Ensuring that government websites and technology are secure and can be fairly accessed by all communities is critical in our increasingly digital world. The U.S. General Services Administration (GSA) is at the forefront of many efforts focused on improving digital security and accessibility and modernizing how government services are delivered to the American people.

As part of this commitment, GSA continually works to reduce algorithmic bias across its portfolio of Technology Transformation Service products. This is particularly crucial for technologies that the American public, including underserved communities, may use to prove their identity when accessing eligible government services and benefits.

Right now, GSA is conducting a study to better understand the current state of remote identity proofing for the public.

Understanding the Purpose

Identity proofing is the process of verifying who an individual says they are. Government agencies, financial institutions, and other organizations often require some type of “proofing” before granting someone access to services. This process typically involves submitting personal identification documents such as a driver’s license, passport, or Social Security Number. Traditionally, hard copies of these documents are examined physically by a human (i.e., in person) to confirm their authenticity.

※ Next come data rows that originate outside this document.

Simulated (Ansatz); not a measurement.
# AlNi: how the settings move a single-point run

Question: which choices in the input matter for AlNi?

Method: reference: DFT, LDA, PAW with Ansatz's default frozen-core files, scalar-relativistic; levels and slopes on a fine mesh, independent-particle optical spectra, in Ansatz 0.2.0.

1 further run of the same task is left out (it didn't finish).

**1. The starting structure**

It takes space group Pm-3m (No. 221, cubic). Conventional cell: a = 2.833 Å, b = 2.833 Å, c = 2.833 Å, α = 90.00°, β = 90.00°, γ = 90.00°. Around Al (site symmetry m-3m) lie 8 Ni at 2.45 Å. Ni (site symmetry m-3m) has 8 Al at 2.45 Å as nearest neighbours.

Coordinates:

Remote (i.e., not in person) identity proofing uses modern technology, like facial matching, to streamline this process. GSA’s Equity Study on Remote Identity Proofing explores whether and to what extent remote identity proofing — which the American public increasingly expects and uses — could create unforeseen barriers to accessing government services and benefits for some demographic groups.

Improving Digital Government

GSA has four near-term strategic goals, known as Agency Priority Goals (APGs), including one that focuses on improving the digital government. Consistent with that APG as well as GSA’s commitments under the agency’s 2023 Equity Action Plan, the study is an example of how GSA is prioritizing equitable design practices for an improved user experience when developing and delivering federal digital services.

GSA has welcomed thousands of individuals from diverse backgrounds to participate in recent months. Their experiences are helping to identify potential biases and areas for improvement in identity verification, enabling a more equitable digital government that works better for everyone.

Study participation will remain open until GSA reaches its goal of 4,000 completions. GSA will share results in a peer-reviewed publication, providing a statistical analysis of the performance of proofing checks, like facial verification, across a number of sociodemographic factors — as well as recommended process improvements to enhance access. Findings will inform future efforts at GSA and other federal agencies to advance equity in modern technologies.